Both Jon Chait and Zubin cite this excellent Nate Silver post bringing some data to bear on whether the unemployment rate will pass 10 percent. Silver's argument is partly a response to my point that, as the economy improves and people not previously considered part of the labor force start looking for jobs, the ranks of the unemployed will swell (and the unemployment rate will rise) even if the pace of job losses slows or we start creating jobs. Says Silver:

If we look back at past recessions, we find that the labor force grew by an average of 0.44 percent in the six months after they were declared over. This compares to an average of 0.77 percent growth for all six-months periods since 1948.

People do not jump right back into the labor force the moment a recession is over. Oftentimes, indeed, they can’t, because they’ve made somewhat long-term commitments – good luck ditching the army because the local bank is having a hiring fair back at home in Topeka. These effects are fairly strongly lagged, probably by at least 3-9 months, and usually occur only once the jobs picture has gotten to the point where it’s actually pretty darn good – not just when it’s merely improving. Where we’ll see these effects is in, say, January of 2011, when the employment rate might not budge much even if a couple hundred thousand new jobs are created. But the unemployment rate should already be safely clear of 10 percent long before that.

If the labor force grows at its typical post-recessionary rate of 0.44 percent over the next six months, that means that the economy will need to avoid losing 375,000 more jobs between now and January for unemployment to stay below 10 percent. While there will almost certainly be some additional job losses this month and probably in September, I’d take about even odds on the economy gaining or losing jobs in October and November, and expect it to probably be creating jobs in December and January. In other words, I think it will win the race against the growth of the labor force. The most likely scenario is that the unemployment rate will flirt with 10.0 percent but not quite reach it.

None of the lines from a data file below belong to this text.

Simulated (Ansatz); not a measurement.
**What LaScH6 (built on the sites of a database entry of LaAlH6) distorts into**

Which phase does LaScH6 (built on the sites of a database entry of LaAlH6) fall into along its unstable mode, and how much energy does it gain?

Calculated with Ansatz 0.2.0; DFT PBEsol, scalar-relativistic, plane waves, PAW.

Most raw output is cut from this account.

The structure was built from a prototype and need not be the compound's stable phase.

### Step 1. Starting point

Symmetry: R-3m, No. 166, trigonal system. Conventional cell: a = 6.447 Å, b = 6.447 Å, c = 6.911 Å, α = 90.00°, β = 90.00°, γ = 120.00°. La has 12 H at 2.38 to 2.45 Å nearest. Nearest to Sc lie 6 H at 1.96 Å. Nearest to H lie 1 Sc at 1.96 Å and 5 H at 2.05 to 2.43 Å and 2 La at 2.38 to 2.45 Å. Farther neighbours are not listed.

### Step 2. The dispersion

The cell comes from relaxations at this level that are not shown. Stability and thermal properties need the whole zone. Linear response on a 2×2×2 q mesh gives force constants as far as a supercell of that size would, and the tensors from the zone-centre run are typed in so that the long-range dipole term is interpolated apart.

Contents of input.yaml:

I think this is entirely plausible. My only word of caution is that the analysis is based somewhat precariously on the pattern of postwar U.S. recessions. If this recession ends up behaving like those, then there's good reason to think Silver is right. But there's reason to think this recession is different since, unlike them, it was the result of a deep financial crisis. The key feature of that kind of recession is that households and companies tend to be saddled with large piles of debt, which can dramatically slow the rate at which consumption and hiring rebound.

The most authoritative recent analysis of this phenomenon comes from economists Carmen Reinhart and Kenneth Rogoff. Reinhart and Rogoff restrict their sample to recessions that follow deep financial crises and find that, on average, the unemployment rate rises by a disheartening 7 percentage points. As of this month, we're up only about five from the low-point in March, 2007. Now, obviously, this analysis is somewhat crude, since it lumps together advanced and emerging-market economies (and, within those, economies that have vastly differently labor markets). But I'm not sure it's any more crude than extrapolating from previous postwar recessions. (Don't get me wrong--I'm not criticizing Silver here. This sort of modeling may be crude, but there isn't a great alternative, and it certainly beats other popular methods, such as "going with your gut.")

The big problem with invoking the Reinhart and Rogoff paper to justify my pessimism is that it's not clear what the mechanism would be for driving unemployment up further. If businesses were buried under a lot of debt, as often happens in these sorts of recessions, you could understand their being reluctant to hire. But going into this recession, the big debt problems were on the consumer side of the economy, not the corporate side.

If I had to guess, I'd say the reason we won't see enough hiring to keep unemployment below 10 percent is that companies are going to worry about the sustainability of the rebound precisely because of all that consumer debt. That is, it's not clear how the economy can grow (at least after an initial blip owing to the re-stocking of inventories) if consumers aren't spending in earnest. And that could take years to happen given the state of their finances. (I actually discuss this in a piece that should be up this week.)

Also, there's one other way Silver may be too optimistic: He implicitly argues that, if we get through the next six months without hitting 10 percent unemployment, we're probably in the clear. But even by the standards of our recent recessions, I don't think this is true. If you look at the last recession, for example, the economy was growing by the fourth quarter of 2001, and it grew at a pretty healthy clip throughout 2003. But the economy shed 300,000 jobs as late as July of 2003 (and nearly 500,000 jobs in November of 2002). Unemployment didn't hit its peak until June 2003, a good year-and-a-half after the recession had officially ended. All told, it rose another .8 points during the ostensible recovery. As I've said, it's not a great idea to extrapolate from previous U.S. recessions. But if you were doing an incredibly crude extrapolation based on 2001 (and Silver's extrapolations are much, much more sophisticated), you could easily imagine unemployment rising another point or so during the first year to year-and-a-half of the recovery. Which, unfortunately, brings us well over 10 percent heading into next year's midterm elections.